VOD Releases: Evil Nanny (2016) - Reviewed




Company logos shouldn’t be the determining factor in making or breaking a film, but by now you probably have come to realize Asylum Entertainment and the Lifetime Movie Network aren’t generally regarded as benchmarks of quality filmmaking.  To make matters worse, you know you’re in really deep shit when your film is directed by none other than frequent trash peddler Jared Cohn.  The same man behind the abysmal and offensive Jamie Kennedy vehicle Buddy Hutchins as well as the Christploitation flick God’s Club, Mr. Cohn inexplicably continues to garner work within the straight to video industry excreting out inept fecal matter masquerading as something suitable for the shelves of Family Video. 

His latest unwanted turd comes in the form of Evil Nanny, an Asylum production made for television about a family who inadvertently hires the nanny from Hell who won’t leave even after being fired.  Starring Lindsay Elston as the titular Evil Nanny who proceeds to make husband/wife couple Fay (Nicole Sterling) and Tim (Matthew Pohlkamp) prisoners in their own home, the film loosely draws it’s outrageous premise from the true story of Diane Stretton dubbed the “nightmare nanny” from California 2014 who more or less squatted in the family’s home after being terminated of her employment.  Reducing the age of the perpetrator from a 64 year old woman to a twenty something blonde, the true story already sounds more fascinating than this cheap dreck which stumbles over every murderous bad girl cliché in the book.

Wanting to be in league with the likes of Curtis Hanson’s The Hand That Rocks the Cradle, Evil Nanny is a cheap exploitation flick that all but bulldozes over the story which inspired it’s creation with one absurd incredulity after another.  When it isn’t serving up dreadful acting and a surprise finale that all but soils the bed harder than any film I can remember doing within the last five years, Evil Nanny fails to engage by peddling cheap tropes that are beyond prehistoric and worn out.  Not to mention both it and God’s Club flaunt the director’s penchant for CGI rendered fire and explosions, making an opening prologue of an orphanage being burned down all the more unintentionally hilarious as obviously photoshopped flames are hastily pasted over the footage. 

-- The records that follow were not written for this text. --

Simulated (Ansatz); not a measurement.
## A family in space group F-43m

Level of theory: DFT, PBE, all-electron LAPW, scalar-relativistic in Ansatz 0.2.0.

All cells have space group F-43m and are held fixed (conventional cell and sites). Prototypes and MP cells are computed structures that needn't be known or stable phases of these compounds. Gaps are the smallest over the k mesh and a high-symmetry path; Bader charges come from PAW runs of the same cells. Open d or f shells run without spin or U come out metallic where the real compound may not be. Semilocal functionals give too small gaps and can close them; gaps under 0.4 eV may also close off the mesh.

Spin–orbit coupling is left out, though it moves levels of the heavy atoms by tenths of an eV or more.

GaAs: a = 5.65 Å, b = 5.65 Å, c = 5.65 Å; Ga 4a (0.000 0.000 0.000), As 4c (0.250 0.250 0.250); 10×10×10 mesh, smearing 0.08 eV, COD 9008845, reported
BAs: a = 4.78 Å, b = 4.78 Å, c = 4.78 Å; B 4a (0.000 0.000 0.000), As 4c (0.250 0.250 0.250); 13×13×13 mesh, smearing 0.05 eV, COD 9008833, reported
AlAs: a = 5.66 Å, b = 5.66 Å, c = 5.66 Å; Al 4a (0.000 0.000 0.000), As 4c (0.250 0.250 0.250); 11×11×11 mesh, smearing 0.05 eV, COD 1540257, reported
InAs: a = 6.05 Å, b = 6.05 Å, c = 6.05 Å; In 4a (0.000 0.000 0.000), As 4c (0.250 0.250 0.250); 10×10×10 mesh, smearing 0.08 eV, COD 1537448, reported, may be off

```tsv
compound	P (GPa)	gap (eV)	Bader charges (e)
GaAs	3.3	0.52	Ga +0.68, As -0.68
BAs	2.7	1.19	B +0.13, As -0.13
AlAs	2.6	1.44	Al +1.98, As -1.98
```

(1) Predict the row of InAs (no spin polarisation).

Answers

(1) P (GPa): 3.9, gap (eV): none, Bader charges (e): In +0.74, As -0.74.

Most of the reviews vying for more festering dog vomit from Mr. Cohn will argue, well, it’s based on a true story so that gives it solidarity.  Whatever truth there was in the real event has all but been crushed out of this movie.  True or false, Evil Nanny like Cohn’s aforementioned features I had the displeasure of sitting through, his films have the uncanny knack of inciting anger from yours truly while watching.  Something about the movies of his I’ve seen somehow place him in a camp even lower than the likes of Uwe Boll or even Tommy Wiseau because at least they don’t make bones about what kind of movies they make.  The sad thing is it is safe to say this will not be the last we’ve seen from this guy.